An effort to reduce access to the Richmond-San Rafael bridge bike lane is on hold for the moment after transportation officials requested a second postponement of the highly-anticipated vote.
The transportation agencies seeking the bike lane restriction sent a letter Wednesday to the Bay Area Conservation and Development Commission (BCDC), which was set to vote on it Thursday, requesting a second extension to allow them to “materially amend the current application.” The Metropolitan Transportation Commission (MTC), which operates the Bay Area Toll Authority, and the state Department of Transportation, originally sought to limit bike lane access to four days a week. The group now has until July 12 to submit a proposal to the BCDC or it will have to be permanently withdrawn, the letter acknowledges.
John Goodwin, communications director for the MTC, which oversees transportation planning and financing for the Bay Area, confirmed the decision to postpone the vote a second time, acknowledging that the postponement pushes back any potential changes to the bridge’s bike lane schedule.
“This postponement will of course delay BCDC’s consideration of the MTC-BATA/Caltrans proposal to have the upper deck space now used for the bike/ped path used as a shoulder lane Mondays through Thursdays, with the barrier moved to accommodate bike/ped use on Fridays, Saturdays and Sundays,” Goodwin told Richmondside in an email. “But we believe the changes to be made to the application may lead to more favorable consideration of the proposal by BCDC when it returns to the agenda.”
According to the discussion summary notes from a Jan. 16 BCDC workshop, where 15 commissioners divided into small groups to discuss the bridge, some commissioners said they believe the five-year lane pilot has shown that the current seven-day usage of the path is viable and that considerations about reducing hours should center on whether the lane creates “significant use conflicts.”

Initially, the amendment — which was proposed in 2024 — looked at reducing bike lane access to provide the participating agencies with a “two-year period to collect additional information about (emergency) response times and delays related to incidents on the bridge.”
The movement to close the path four days a week was opposed by resolutions of the West Contra Costa Transportation Commission (WCCTC) — which represents all five cities of western Contra Costa County — and by resolutions from the Richmond, Albany and Berkeley city councils.
Local bicycle advocates, including Bike East Bay Advocacy Manager Dani Lanis, are celebrating news of the postponement but also acknowledge that the proposal may make a reappearance this summer.
“This is a huge victory, but we can’t let our guard down,” Lanis wrote in an email to Bike East Bay members Friday morning. “Even with significant support, this has been an uphill battle, as we face well-funded opposition spreading misinformation and straight-out lies. We are celebrating the fact that this time, bicycling and pedestrian access was victorious.”
In a statement sent to Richmondside on Friday afternoon, Bike East Bay Co-Executive Director of Mobility Justice Justin Hu-Nguyen said that although the fight is not over, the decision to push back the vote represents a significant victory for advocates of alternate modes of transportation.

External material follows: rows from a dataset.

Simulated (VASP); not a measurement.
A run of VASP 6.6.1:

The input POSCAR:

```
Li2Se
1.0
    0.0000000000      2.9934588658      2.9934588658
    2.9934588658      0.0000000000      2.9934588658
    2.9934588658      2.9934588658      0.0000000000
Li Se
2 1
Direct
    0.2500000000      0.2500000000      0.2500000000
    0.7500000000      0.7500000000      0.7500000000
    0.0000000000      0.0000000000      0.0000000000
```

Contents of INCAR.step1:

“Restricting access would be a major setback in our pursuit of economic and environmental justice and in our efforts to combat climate change,” he said. “As this is merely the latest delay, we must remain vigilant. We must encourage our leaders to be more ambitious, equitable, and innovative in addressing the systemic issues that have long affected our communities, such as inadequate workforce housing and insufficient investment in active and public transportation.”

Consider that nearly all of the problems on the bridge are preventable. Fill your car with gas. Maintain your vehicle and tires properly. Drive carefully and with full attention and the required legal distance from the preceding car within the speed limit. Signal when changing lanes and turn and check. If drivers did these things, there would hardly ever be a need for a shoulder. Since almost all of the problems can be prevented by driver behavior changes, there is no reason to impose restrictions on people who choose to not drive.
I completely agree.
Daily commuter over the bridge for the last 17 years at 7:30am. 200 trips a year, and the record number of cyclists I’ve seen at that time of the morning is… four. The usual is zero. Today, a stall and an accident caused an hour long delay that a breakdown lane would have fixed. I’m a cyclist myself, but the bridge is no longer the sleepy one of the three; the times for the bike lane need to be amended! The mistakes aren’t just “bad” driving– they’re caused by the slowly frayed nerves of thousands of daily commuters. There are hundreds of us who see each other every morning in a death crawl. Please– some common sense could prevail here.
This is disappointing, but is a winnable fight. The city of Sausalito’s Bicycle Coalition all resigned recently – let’s keep that momentum going and get this lane back for breakdowns and ready for a time when it can be reopened for commute hours.
The pollution created when it takes an hour to get across the bridge due to a stalled vehicle or accident on the bridge (which could be moved to the break-down lane – current bike lane) is not outweighed by the daily handful of bikers who cross the bridge (mostly for recreational purposes). This pollution, and the real cost of gas and time (not only for the commute, but to have to get up early and leave early in case of an accident on the bridge making you late to work), are the reasons I am in support of leaving the shoulder open during the main commute times. I understand how anti-car the biker coalition tends to be, but the fact is that the vast majority of people are using their cars to commute across the bridge. It is not fair to the many thousands more people who are affected by this effective lane closure so that a few bikers can have 24/7 access.